#quantile #median #statistics #approximation #standard-deviation #min-max #estimation

quantogram

Approximate quantiles using histograms with logarithmically sized bins to guarantee worst case absolute relative error

8 unstable releases (3 breaking)

0.4.4 Mar 8, 2022
0.4.3 Mar 4, 2022
0.4.0 Feb 16, 2022
0.3.0 Feb 15, 2022
0.1.0 Feb 3, 2022

#452 in Math

Download history 38/week @ 2023-11-27 106/week @ 2023-12-04 93/week @ 2023-12-11 63/week @ 2023-12-18 102/week @ 2024-01-01 205/week @ 2024-01-08 299/week @ 2024-01-15 327/week @ 2024-01-22 155/week @ 2024-01-29 233/week @ 2024-02-05 454/week @ 2024-02-12 336/week @ 2024-02-19 206/week @ 2024-02-26 175/week @ 2024-03-04 68/week @ 2024-03-11

789 downloads per month
Used in brunch

Custom license

125KB
1.5K SLoC

Quantogram - Approximate Quantile calculation using Histograms

A library for Estimating Online Quantiles of Streams

Quantogram accepts a stream of floating point numbers (f64) with optional weights and estimates the desired quantile, such as the median, as well as providing other common measures like count, min, max, mean and mode. The caller may tradeoff storage and accuracy by choosing the desired absolute relative error from this range:

  • lowest accuracy = 17.2%
  • default accuracy = 1.0%
  • highest accuracy = 0.034%

Installation

Add this to your Cargo.toml:

[dependencies]
quantogram = "0.4"

then you are good to go.

The library requires Rust's 2021 edition, but only so that it can run benchmarks against the zw-fast-quantile library, which requires that version. You could build from source and remove the benchmarks related to ZW if you need the 2018 edition.

Release Notes

See the change log for changes: Change log

Usage

The default configuration is adequate for most uses and promises a 1% worst-case error rate.

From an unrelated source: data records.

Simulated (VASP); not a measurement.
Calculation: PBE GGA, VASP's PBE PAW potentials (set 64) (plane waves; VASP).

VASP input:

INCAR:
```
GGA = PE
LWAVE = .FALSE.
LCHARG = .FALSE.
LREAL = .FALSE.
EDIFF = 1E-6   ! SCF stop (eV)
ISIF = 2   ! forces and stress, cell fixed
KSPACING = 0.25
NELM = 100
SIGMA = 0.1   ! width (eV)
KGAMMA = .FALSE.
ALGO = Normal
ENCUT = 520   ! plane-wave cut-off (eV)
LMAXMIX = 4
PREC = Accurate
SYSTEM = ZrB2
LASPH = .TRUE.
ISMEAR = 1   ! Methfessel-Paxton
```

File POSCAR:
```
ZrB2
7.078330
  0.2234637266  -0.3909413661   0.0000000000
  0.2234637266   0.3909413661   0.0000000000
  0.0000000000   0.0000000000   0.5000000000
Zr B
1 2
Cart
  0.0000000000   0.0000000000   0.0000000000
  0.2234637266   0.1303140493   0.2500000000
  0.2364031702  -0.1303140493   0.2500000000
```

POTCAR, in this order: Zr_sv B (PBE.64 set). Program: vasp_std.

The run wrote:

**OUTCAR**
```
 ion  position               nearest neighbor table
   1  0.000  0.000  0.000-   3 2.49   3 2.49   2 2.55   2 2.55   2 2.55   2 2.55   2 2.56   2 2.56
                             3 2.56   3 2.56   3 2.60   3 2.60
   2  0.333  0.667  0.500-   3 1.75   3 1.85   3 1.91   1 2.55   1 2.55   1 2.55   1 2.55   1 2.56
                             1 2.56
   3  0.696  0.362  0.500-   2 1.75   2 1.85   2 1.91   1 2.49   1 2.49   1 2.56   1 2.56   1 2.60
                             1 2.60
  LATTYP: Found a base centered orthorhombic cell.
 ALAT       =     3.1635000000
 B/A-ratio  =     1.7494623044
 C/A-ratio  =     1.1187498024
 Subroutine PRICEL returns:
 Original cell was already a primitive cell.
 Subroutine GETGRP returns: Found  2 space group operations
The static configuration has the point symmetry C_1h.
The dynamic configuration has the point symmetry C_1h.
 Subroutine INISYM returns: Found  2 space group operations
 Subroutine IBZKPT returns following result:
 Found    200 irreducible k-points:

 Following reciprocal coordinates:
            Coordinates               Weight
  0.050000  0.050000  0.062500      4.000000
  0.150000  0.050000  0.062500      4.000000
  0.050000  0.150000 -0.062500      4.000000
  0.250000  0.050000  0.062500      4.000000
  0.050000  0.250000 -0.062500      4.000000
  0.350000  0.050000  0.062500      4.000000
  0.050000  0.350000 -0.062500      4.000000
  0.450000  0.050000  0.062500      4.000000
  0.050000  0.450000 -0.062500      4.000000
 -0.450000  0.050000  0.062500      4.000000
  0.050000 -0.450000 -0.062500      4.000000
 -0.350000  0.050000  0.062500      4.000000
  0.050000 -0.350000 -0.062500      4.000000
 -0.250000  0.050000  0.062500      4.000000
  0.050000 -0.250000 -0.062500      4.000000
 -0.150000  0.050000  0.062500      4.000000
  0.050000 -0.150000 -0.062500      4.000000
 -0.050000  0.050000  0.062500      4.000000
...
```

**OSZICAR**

Default Quantogram with Unweighted Samples

This example creates a default Quantogram, adds some samples, and computes the count, min, max, mean, median, and third quartile (75% quantile). It also removes some samples and repeats the median.

    use quantogram::Quantogram;
    let mut q = Quantogram::new();
    q.add(10.0);
    q.add(40.0);
    q.add(20.0);
    q.add(30.0);
    q.add(50.0);

    assert_eq!(q.count(), 5);
    assert_eq!(q.min().unwrap(), 10.0);
    assert_eq!(q.max().unwrap(), 50.0);
    assert_eq!(q.mean().unwrap(), 30.0);
    assert_eq!(q.median().unwrap(), 30.0);
    assert_eq!(q.quantile(0.75).unwrap(), 40.0);

    q.remove(10.0);
    q.remove(20.0);
    assert_eq!(q.median().unwrap(), 40.0);

Use QuantogramBuilder to set accuracy

This example creates a Quantogram using a QuantogramBuilder, sets its accuracy to 0.5%, adds a list of samples in bulk, and computes the median.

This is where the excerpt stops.